Swan v Department of Corrective Services
[2003] QSC 305
•16 September 2003
SUPREME COURT OF QUEENSLAND
CITATION:
Swan v Department of Corrective Services [2003] QSC 305
PARTIES:
STEPHEN SWAN
(applicant)
v
CHIEF EXECUTIVE, DEPARTMENT OF CORRECTIVE SERVICES
(respondent)FILE NO/S:
S865 of 2003
DIVISION:
Trial Division
PROCEEDING:
Application
ORIGINATING COURT:
Supreme Court at Brisbane
DELIVERED ON:
16 September 2003
DELIVERED AT:
Brisbane
HEARING DATE:
12 September 2003
JUDGE:
Mackenzie J
ORDER:
The application is refused with costs to be assessed
CATCHWORDS:
CRIMINAL LAW – PROBATION, PAROLE, RELEASE ON LICENCE AND REMISSIONS – QUEENSLAND – where applicant sentenced to 7 years imprisonment – where applicant re-offended whilst released on parole – where applicant convicted and sentenced to cumulative sentence with no recommendation for parole – where conviction resulted in forfeiture of remissions eligibility under Corrective Services Regulation 1989 – where period whilst on parole not counted as time served – where respondent declined to grant applicant remissions on his sentence – where applicant sought statutory order of review – whether applicant entitled to remission on sentence
Corrective Services Act 1988 (Qld), s 187, s 190, s 207B
Corrective Services Regulations 1989 (Qld), s 28COUNSEL:
G D Wooler (sol) for the applicant
A J MacSporran for the respondentSOLICITORS:
Lake Lawyers for the applicant
Crown Solicitor for the respondent
MACKENZIE J: The applicant has brought an application for a statutory order of review. He seeks to review the conduct of the respondent in declining to grant the applicant remissions on his sentence. Entitlement to remissions is the focus of the applicant’s application designed to establish that his release date has already passed, but another issue concerning the expiry date of one sentence was argued.

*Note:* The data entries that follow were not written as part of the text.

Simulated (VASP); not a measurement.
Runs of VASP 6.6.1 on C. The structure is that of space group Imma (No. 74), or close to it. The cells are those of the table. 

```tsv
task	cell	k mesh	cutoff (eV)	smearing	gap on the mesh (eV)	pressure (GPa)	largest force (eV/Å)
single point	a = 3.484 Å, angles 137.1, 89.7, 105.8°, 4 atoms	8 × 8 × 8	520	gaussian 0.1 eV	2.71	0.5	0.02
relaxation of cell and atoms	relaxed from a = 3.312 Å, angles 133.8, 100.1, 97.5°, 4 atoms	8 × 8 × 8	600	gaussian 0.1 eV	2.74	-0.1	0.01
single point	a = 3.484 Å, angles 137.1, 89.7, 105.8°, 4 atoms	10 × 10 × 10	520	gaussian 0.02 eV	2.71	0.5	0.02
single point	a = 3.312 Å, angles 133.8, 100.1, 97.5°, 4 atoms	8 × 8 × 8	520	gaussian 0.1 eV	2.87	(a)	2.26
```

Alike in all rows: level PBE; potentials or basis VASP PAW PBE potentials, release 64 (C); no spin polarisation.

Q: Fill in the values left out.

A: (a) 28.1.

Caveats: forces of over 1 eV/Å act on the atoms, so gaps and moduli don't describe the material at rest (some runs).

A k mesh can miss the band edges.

On 8 September 1993 the applicant was sentenced effectively to 7 years imprisonment for carrying on the business of trafficking in dangerous drugs and other offences. He was ordered to be considered for parole after serving 3 years of that term. He was released on parole on 21 October 1996. Then on 21 April 1999 he was found in possession of a variety of dangerous drugs. As was observed in the Court of Appeal subsequently, he was “…rather surprisingly...released on bail”, and then committed another offence of possession of drugs on 20 August 1999.
On 20 July 2000 he was convicted of offences relating to all three of those instances of possession. He was effectively sentenced to 5 years imprisonment, with eligibility to be considered for parole after 2 years of that term. On appeal, the head sentence was reduced to 3 years, with no specific parole recommendation being made.
His parole was automatically cancelled on 20 July 2000 by operation of s 187 of the Corrective Services Act 1988 (Qld). The conviction also led to the automatic forfeiture of remission eligibility pursuant to s 28 of the Corrective Services Regulations 1989 (Qld) for the period between the commencement of his sentence and the date he was released on parole. According to s 190 of the Corrective Services Act 1988, the period spent on release on parole, that is to say from 21 October 1996 to the date he recommenced serving the term of imprisonment, did not count as time served. Section 207B of the Corrective Services Act 1988 (in force from 24 November 2000) extinguished eligibility for remission on the balance of the 7 year term and the cumulative 3 year term. No entitlement to remission has been demonstrated.
It should be noted that on appeal the Court of Appeal specifically referred to the likelihood that in fixing a 5 year cumulative sentence there had been insufficient appreciation at the time of sentencing of the fact that the applicant must serve the unexpired portion of the sentence with no consideration for the time spent on parole. This was a material factor in reducing the sentence to 3 years cumulative upon the sentence currently being served.
The argument addressed to me on the applicant’s behalf was effectively that the initial 7 year term expired no later than 7 years after the date of its imposition. It terminated no later than 8 September 2000 irrespective of intervening events, despite s 190 of the Corrective Services Act 1988 declaring that the period spent out of custody on parole was not time served pursuant to the original term of imprisonment. Notwithstanding its terms, s 190 did not say that time could be “added” to the sentence.
That proposition is plainly untenable. I am satisfied that the law has been correctly applied by the respondent in the circumstances of the case and that there is no basis for a statutory order for review. The application is refused with costs to be assessed.